Key Points

  • A PE triggers a corporate tax filing obligation in the host country, even when the enterprise has no legal entity there.
  • The OECD Model Convention sets twelve months for a construction PE, but many bilateral treaties reduce this to six months.
  • Failing to identify a PE means the group underreports current tax expense and may misstate the effective tax rate reconciliation in the notes.
  • Double taxation relief depends on the applicable treaty; without a treaty or competent authority agreement, the same profit can be taxed twice.

What is Permanent Establishment?

Article 5(1) of the OECD Model Tax Convention defines a PE as a fixed place of business through which an enterprise wholly or partly carries on its business. The concept includes branches, offices, factories, and workshops. Article 5(3) adds a time-based rule for construction or installation projects: if the project lasts longer than twelve months (six months under many bilateral treaties), the site becomes a PE. Article 5(5) extends the definition to dependent agents who habitually conclude contracts on behalf of the enterprise in the host jurisdiction.

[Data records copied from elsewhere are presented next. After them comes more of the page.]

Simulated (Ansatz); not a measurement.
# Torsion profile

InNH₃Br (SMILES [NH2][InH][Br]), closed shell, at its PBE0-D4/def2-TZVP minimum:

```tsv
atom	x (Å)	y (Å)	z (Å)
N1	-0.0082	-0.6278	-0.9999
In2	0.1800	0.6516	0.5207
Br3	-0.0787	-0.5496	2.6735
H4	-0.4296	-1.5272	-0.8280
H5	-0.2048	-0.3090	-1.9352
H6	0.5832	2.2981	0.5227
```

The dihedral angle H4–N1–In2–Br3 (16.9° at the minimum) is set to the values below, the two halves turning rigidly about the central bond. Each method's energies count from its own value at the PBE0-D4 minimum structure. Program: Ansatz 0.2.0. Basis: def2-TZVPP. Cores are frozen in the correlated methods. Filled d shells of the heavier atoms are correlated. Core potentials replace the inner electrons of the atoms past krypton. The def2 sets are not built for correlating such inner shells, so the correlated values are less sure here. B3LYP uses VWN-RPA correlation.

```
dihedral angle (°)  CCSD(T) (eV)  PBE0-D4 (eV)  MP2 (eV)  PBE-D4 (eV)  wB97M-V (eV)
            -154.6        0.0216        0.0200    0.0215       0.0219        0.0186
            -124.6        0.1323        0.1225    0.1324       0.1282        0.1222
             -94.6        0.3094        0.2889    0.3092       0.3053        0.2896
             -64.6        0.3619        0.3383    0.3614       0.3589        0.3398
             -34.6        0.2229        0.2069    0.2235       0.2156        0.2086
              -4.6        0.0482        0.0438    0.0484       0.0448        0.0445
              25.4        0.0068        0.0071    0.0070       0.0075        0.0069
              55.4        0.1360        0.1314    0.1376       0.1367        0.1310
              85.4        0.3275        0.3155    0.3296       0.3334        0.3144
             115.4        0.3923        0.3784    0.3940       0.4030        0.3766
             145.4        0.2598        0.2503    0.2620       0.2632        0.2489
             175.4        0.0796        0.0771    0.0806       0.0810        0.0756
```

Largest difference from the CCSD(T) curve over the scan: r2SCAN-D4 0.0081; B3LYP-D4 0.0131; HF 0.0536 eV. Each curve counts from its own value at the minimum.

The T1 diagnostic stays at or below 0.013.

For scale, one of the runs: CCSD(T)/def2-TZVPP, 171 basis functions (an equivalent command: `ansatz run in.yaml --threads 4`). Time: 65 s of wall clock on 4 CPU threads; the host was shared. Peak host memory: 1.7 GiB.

For the auditor, the accounting question is whether management has identified all jurisdictions where a PE exists and measured the resulting tax obligations correctly. IAS 12.46 requires current and deferred tax to be measured using the tax rates enacted or substantively enacted at the reporting date in the jurisdiction where the PE operates. When a PE exists but management has not registered for tax or filed returns in that jurisdiction, the exposure falls under uncertain tax positions (IFRIC 23, now incorporated into IAS 12). The auditor evaluates whether it is probable that the tax authority will accept the position. If the enterprise has been operating through an unregistered PE for several years, back-taxes, interest, penalties, and potential prosecution risk all form part of the exposure that must be assessed.

Worked example: Dupont Ingenierie S.A.S.

Client: French engineering services company, FY2025, revenue EUR 92M, IFRS reporter. Dupont sends teams of engineers to a client site in Germany to supervise the installation of industrial ventilation systems. The German project began in March 2024 and is scheduled to run until September 2026 (30 months total). Dupont has no German subsidiary.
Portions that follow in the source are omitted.